Understanding the impacts of the LGPD is key to growing in Brazil today and in the future
In 2018, Brazil’s General Law of Data Protection (LGPD) was enacted and has been in action since August 2020. Inspired by international legislations such as the European Union’s GDPR, this legislation establishes rules for treatment and storage of personal data by public and private organizations. The aim of the text is to strengthen the rights to privacy and the individual’s control over their own personal information, an increasingly relevant theme in the current scenario of broad connectivity and strong digitalization.
Like the aforementioned GDPR, Brazil’s LGPD provides for heavy fines and harsh penalties for companies that fail to comply with its guidelines, with penalties of up to 2% of the company’s gross turnover, limited to R$50 million per violation. This action by the government reflects the current social moment, in which the concern with data privacy goes hand in hand with increased pressure on companies to behave responsibly with consumer data.
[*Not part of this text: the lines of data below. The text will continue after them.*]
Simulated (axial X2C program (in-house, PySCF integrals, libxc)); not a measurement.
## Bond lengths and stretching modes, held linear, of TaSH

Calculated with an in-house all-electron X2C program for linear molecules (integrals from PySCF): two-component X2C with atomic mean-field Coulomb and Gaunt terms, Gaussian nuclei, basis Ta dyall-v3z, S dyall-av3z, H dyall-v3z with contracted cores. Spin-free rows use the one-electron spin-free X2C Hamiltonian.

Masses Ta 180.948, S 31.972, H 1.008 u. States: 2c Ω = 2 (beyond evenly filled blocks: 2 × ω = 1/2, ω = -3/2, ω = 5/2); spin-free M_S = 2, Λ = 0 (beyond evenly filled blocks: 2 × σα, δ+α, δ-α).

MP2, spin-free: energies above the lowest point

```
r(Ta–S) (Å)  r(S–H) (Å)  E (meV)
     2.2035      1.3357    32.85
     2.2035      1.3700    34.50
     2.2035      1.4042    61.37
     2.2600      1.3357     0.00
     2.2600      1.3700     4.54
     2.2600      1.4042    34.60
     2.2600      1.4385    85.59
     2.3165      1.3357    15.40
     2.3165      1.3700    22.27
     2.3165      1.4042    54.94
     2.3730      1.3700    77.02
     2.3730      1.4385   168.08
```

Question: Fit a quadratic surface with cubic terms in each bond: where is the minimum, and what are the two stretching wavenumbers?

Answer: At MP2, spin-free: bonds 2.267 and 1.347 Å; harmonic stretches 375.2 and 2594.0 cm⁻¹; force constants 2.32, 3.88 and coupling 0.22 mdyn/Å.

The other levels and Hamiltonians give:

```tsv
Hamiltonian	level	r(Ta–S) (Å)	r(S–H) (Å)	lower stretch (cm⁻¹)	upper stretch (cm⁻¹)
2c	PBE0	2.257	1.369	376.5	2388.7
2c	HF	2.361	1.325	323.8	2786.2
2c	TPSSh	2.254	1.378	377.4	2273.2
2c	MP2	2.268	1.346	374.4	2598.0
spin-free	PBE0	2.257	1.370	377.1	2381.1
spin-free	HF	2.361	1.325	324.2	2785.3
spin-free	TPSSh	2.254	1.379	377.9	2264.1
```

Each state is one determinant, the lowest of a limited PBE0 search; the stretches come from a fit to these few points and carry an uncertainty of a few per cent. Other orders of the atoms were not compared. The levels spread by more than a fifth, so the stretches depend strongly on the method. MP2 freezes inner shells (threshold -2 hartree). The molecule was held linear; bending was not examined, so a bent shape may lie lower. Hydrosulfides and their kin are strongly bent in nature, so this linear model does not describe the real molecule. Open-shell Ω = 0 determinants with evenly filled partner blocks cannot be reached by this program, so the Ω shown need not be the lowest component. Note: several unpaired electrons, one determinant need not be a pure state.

How the LGPD applies to foreign merchants
The LGPD is a law that applies exclusively to data collected and treated inside Brazil, according to its article 3. This means that, if your operations are outside the country, but payments and other steps are processed within Brazil’s borders, then your company must comply with the LGPD’s norms.
Doing so also sends an important message for customers: we care about your security and data protection – what increases loyalty and builds a strong foundation for next purchases.
A new law, a new era of payments
The changes in the Brazilian digital scenario go far beyond the legal field. The Digital Transformation phenomenon can be felt in basically all sectors of the economy, among which are the means of payments and digital banks.
In the first case, Pix is the big highlight, radically changing the references of time, value, and agility for commercial transactions, fund transfers, and recently even the possibility of withdrawal and change. Since its launch a year ago, Pix is already used by half the country, and this is only likely to grow, thanks to its remarkable clearing speed and ease of use.
At the other end, digital banks are helping to bring a new concept in banking services, with a younger language, an experience designed for a digital world, app-based relationships, and, most importantly, lower fees. This effectively represented the inclusion of thousands of Brazilians who did not have credit or access to the services offered by large traditional banks.
Combined, these factors have helped bring more people into the consumer market, especially in the digital branch, increasing consumption both in physical stores and (especially) in e-commerce environments. Analogously, increased consumption leads to more data generation, processing, and storage, i.e., more possibilities for errors that put companies in the LGPD’s sights.
The gaming market, streaming, e-commerce and many others are already adapted to the new technologies, and for those who want to participate in this favorable moment of the economy without incurring in legal problems, the secret is in the planning. Before starting or expanding their activities in the region, companies need to understand how the legislation works, what its requirements are, and how the new payment tools should be adapted to it. Likewise, the company’s management and operation systems must comply with the terms of the law, avoiding falling through loopholes that could harm the business.
Finally, it is worth highlighting the importance of relying on a partner who knows the market, local practices and specificities well and that is in compliance with the LGPD, helping your company to avoid problems and ensure that the payment processes are safe, so your team will be able to focus on taking advantage of opportunities to generate more sales and results.